In the case of that second group, they need to be housed humanely while figuring [out] what to do with them. But the doors need to be closed and then cracked open a tiny bit once a policy has been thought through that allows legal immigration in the bests interests of America.

The president has failed to inspire confidence in his leadership on immigration, the economy, entitlements, school debt relief, and to a lesser extent national security and foreign policy. Like the question about unrestricted immigration and nobody thinking that is a good idea, does anybody actually think the president is not suffering from a cognitive impairment? That nobody seems to be talking about it does not inspire trust in the government or the media.

Any of us fortunate enough to have known parents, grandparents, or other relatives or friends that lived into the 80s and 90s, doubtless they loved (or continue to love) them, but know very well the signs of aging-related cognitive decline.

My own father was a well-known and highly respected Philadelphia lawyer. Almost 50 years with one of the premier law firms in the nation. He is now almost 94. It has been at least 25 years since I would have let him represent me in a court case. Of course, schemes are afoot now, and it does not need to be the president, current or in the future, that restores faith in the federal government. It can be a leader in the U.S. House like the speaker or an important committee chair.

Or a leader in the Senate, or even a judge or retired judge, named by Congress to bring confidence to the public by investigating, or a special prosecutor with judicial and congressional oversight and, ideally, the blessing of the sitting president. Our federal government at least appears to have its priorities out of whack. Where doing the right thing for the right reason takes a back seat to political considerations.

The Durham report has shone a light on this “priority imbalance.” Americans will never trust their government again while individual rights and freedoms—what we boast are our American norms of justice and fair play, are prioritized over attaining and extending political power by all means necessary inside a federal government that people think has chosen to favor one group of American patriots over another group of American patriots.

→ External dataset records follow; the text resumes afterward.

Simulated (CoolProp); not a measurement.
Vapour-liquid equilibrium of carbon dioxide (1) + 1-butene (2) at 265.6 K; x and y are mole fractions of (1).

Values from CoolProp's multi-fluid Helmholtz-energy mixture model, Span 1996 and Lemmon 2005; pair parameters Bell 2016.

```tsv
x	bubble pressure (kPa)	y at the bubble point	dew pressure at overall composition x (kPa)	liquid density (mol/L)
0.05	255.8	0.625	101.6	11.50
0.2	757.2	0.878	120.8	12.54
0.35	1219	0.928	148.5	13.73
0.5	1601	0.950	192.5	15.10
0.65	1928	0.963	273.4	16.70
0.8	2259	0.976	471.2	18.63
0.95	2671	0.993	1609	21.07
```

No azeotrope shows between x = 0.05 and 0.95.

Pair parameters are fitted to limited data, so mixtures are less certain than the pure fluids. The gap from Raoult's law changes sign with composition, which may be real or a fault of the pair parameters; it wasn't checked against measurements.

The lack of trust in government comes from a pervasive belief, reflected in the Durham report, that the government does not see “we the people.” It sees, instead of the inclusive “we,” a division of “them” and “us,” the polar opposite of representing all Americans. Justified by the belief that one group of Americans is “so bad” that any means necessary to defeat that group is warranted, no matter how far doing so strays from the promise of the “Great American Experiment.”